The whole production is one of the utmost seriousness. The music for the mask, which still exists at least, the melody still exists, was written by Henry Lawes, the most important musician working in England. He had just come from writing the music for a number of masks by the celebrated playwright and mask-writer Ben Johnson. It seems that Lawes himself actually played the role of the attendant spirit, that beneficent, slightly frightening figure who hovers over the entire landscape of the mask. Now it’s been conjectured – this is for 100 or 150 years now – that the actor playing Comus in this first and only performance in the seventeenth century was none other than our John Milton himself. I am quite sure that there are no historical grounds whatsoever for this conjecture other than our perfectly perverse desire to imagine the young, self-described virginal Milton uttering the wanton and absolutely beautifully lascivious speeches of the magician and, of course, would-be molester Comus. And who could deny the satisfaction of hearing our buttoned-up young Milton [laughs] speaking one of Comus’ magnificently sly and suggestive lines such as – with all that false innocence: “What hath night to do with sleep?” he asks – Comus asks – the Lady. As excited – as aroused – as we might find ourselves by this imagining of Milton actually playing Comus, of course his performance in that role can’t be asserted in any way definitively.

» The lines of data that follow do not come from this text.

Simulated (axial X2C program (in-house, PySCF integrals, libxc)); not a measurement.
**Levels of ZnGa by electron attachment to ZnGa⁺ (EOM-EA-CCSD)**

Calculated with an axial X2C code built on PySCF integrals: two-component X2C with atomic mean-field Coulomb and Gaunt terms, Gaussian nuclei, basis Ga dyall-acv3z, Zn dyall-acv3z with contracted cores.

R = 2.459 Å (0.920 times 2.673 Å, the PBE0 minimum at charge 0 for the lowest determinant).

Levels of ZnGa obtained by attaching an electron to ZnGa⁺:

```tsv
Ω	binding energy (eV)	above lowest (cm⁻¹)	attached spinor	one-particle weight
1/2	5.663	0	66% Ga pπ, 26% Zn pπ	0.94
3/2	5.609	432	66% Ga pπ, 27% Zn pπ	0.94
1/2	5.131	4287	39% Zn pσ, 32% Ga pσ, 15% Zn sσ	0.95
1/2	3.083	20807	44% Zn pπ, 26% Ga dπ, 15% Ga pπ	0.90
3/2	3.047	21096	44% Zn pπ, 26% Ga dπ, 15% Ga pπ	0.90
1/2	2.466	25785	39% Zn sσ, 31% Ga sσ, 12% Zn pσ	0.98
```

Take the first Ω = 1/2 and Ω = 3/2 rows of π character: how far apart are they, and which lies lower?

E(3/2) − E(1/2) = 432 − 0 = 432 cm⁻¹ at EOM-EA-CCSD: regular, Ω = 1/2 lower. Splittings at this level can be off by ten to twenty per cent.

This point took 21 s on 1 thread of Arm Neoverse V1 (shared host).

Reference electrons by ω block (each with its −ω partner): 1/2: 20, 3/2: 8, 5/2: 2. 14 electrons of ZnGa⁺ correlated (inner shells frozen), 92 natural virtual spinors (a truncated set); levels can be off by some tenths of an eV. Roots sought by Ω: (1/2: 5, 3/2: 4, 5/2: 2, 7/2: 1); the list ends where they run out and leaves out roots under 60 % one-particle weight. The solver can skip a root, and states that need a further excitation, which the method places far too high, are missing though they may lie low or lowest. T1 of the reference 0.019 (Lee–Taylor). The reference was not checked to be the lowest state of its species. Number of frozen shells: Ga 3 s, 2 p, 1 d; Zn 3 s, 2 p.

Now as I mentioned, the title of this piece was originally A Mask Presented at Ludlow Castle, and it seems actually to have been known by the reading public by this title for a good hundred years or so. But at some point in the eighteenth century, the mask seemed informally to acquire an alternative title, Comus, and it’s as Comus that all readers since have almost always referred to the mask – and this, of course, is a mistake. It’s a misnomer, but the historical transmutation of Milton’s title we have to take as instructive. So I want to propose that the literary traditions’ renaming of this piece from A Mask to Comus is more than just a slip, or more than just a random shift of terms or of names. On the face of things, to call this mask Comus is absurd. Comus is obviously the villain. And for those of you who have read Paradise Lost, you’ll notice that the characterization of Comus prepares Milton in a lot of important ways for his much later characterization of the character Satan. Comus and Satan are both seductive. They’re both rhetorically gifted tempters, and they actually share a lot of rhetorical figures and moral concerns in common. At times when we read Paradise Lost it seems almost as if Satan were quoting or alluding to Comus.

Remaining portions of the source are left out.